This Article is From Dec 20, 2014

Barack Obama Vows US Response to North Korea Over Sony Cyber Attack

Barack Obama Vows US Response to North Korea Over Sony Cyber Attack

File: US President Barack Obama. (Reuters Photo)

Washington, United States: President Barack Obama vowed that the United States will respond to the devastating cyberattack on Sony Pictures blamed on the North Korean government.

Obama said the cyberattack "caused a lot of damage" to Sony but that he believed the company made a mistake in canceling the release of "The Interview," a comedy portraying the assassination of the North Korean leader, Kim Jong Un.

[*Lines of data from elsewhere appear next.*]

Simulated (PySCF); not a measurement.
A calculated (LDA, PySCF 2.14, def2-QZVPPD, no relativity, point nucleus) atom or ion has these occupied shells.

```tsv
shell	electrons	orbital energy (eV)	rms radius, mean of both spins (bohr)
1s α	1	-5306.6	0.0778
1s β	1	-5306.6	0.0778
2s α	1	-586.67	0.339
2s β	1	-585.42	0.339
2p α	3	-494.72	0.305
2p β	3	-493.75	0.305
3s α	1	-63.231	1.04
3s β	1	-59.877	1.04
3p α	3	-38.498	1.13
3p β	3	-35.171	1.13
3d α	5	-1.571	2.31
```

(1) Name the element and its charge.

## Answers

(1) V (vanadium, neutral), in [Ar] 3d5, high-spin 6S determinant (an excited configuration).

"We will respond," Obama told an end-of-year news conference. "We'll respond proportionally, and we'll respond in a place and time and manner that we choose."

Two hours before he spoke, the FBI announced that investigators had determined that North Korea was behind the hacking of Sony, calling it an unacceptable act of state-sponsored "intimidation."

Obama said North Korea appeared to have acted alone.

It was the first time the United States had directly accused another country of a cyberattack of such magnitude on American soil and sets up a possible new confrontation between longtime foes Washington and Pyongyang.

The destructive nature of the attack, and threats from the hackers that led the Hollywood studio to pull the movie, set it apart from previous cyber intrusions, the FBI said.

A North Korean U.N. diplomat said Pyongyang had nothing to do with the cyberattack. "DPRK (North Korea) is not part of this," the diplomat told Reuters on condition of anonymity.

Obama said he wished that Sony had spoken to him before yanking the movie, suggesting it could set a bad precedent. "I think they made a mistake," he said. "I wish they'd spoken to me first."

He added: "We cannot have a society in which some dictator someplace can start imposing censorship here in the United States."

Despite that, Obama's options for responding to the computer attack by the impoverished state appeared limited.

North Korea has been subject to U.S. sanctions for more than 50 years, but they have had little effect on its human rights policies or its development of nuclear weapons. It has become expert in hiding its often criminal money-raising activities, largely avoiding traditional banks.

The FBI said technical analysis of malware used in the Sony attack found links to malware that "North Korean actors" had developed and found a "significant overlap" with "other malicious cyber activity" previously linked to Pyongyang.